[HELP] Recent update (Linux Mint) hit with Grub-Install errors

Firstly, hello. I am new here but a long time lurker in the forum. I’ve recently been fed up with Windows enough to move to Linux full time. Mostly it’s been fine, a few issues here and there but part of the goal of this transisiton was to learn as well as be more on control.

I recently ran my usual apt update; apt upgrade during login and I was hit with something I’ve not seen before and I am a tad concerned since it’s claiming that the system might not boot correctly. I captured some of the output of the command just in case and I can tell you the following basics (and I will provide any information you all need) but any nudges or points in the right direction would be helpful. I am not afraid of doing work or reading but I am a tad lost on where to go at first.

I am running:

Linux Mint 20, Kernel 5.4.0-54-generic

And I have secure boot disabled on my motherboard.

Below is a snippet of the information I captured.

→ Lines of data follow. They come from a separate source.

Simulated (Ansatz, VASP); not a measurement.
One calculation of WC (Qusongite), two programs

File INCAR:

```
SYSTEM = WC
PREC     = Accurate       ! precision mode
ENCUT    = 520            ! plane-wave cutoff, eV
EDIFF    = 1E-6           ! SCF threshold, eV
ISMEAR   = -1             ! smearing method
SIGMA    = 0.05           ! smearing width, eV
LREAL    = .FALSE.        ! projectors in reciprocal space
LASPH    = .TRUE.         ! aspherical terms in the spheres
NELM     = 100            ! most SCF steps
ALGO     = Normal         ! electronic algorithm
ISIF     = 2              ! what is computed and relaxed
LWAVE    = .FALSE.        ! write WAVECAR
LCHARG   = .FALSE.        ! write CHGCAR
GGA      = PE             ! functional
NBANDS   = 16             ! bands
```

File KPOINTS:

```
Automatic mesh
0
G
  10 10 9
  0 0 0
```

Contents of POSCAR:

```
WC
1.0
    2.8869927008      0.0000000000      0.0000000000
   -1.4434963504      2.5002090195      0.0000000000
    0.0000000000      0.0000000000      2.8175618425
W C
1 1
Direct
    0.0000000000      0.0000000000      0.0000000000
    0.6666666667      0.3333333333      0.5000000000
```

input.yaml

Installing grub to /boot/efi.
Installing for x86_64-efi platform.
grub-install: warning: Internal error.
grub-install: error: failed to register the EFI boot entry: Operation not permitted.
Installing grub to /boot/efi.
Installing for x86_64-efi platform.
grub-install: warning: Internal error.
grub-install: error: failed to register the EFI boot entry: Operation not permitted.
Sourcing file `/etc/default/grub'
Sourcing file `/etc/default/grub.d/50_linuxmint.cfg'
Sourcing file `/etc/default/grub.d/init-select.cfg'
Generating grub configuration file ...
Found linux image: /boot/vmlinuz-5.4.0-54-generic
Found initrd image: /boot/initrd.img-5.4.0-54-generic
Found linux image: /boot/vmlinuz-5.4.0-53-generic
Found initrd image: /boot/initrd.img-5.4.0-53-generic
Found linux image: /boot/vmlinuz-5.0.0-32-generic
Found initrd image: /boot/initrd.img-5.0.0-32-generic
Adding boot menu entry for UEFI Firmware Settings
done
Setting up grub-efi-amd64-signed (1.142.9+2.04-1ubuntu26.7) ...
Installing grub to /boot/efi.
Installing for x86_64-efi platform.
grub-install: warning: Internal error.
grub-install: error: failed to register the EFI boot entry: Operation not permitted.
Processing triggers for shim-signed (1.40.4+15+1552672080.a4a1fbe-0ubuntu2) ...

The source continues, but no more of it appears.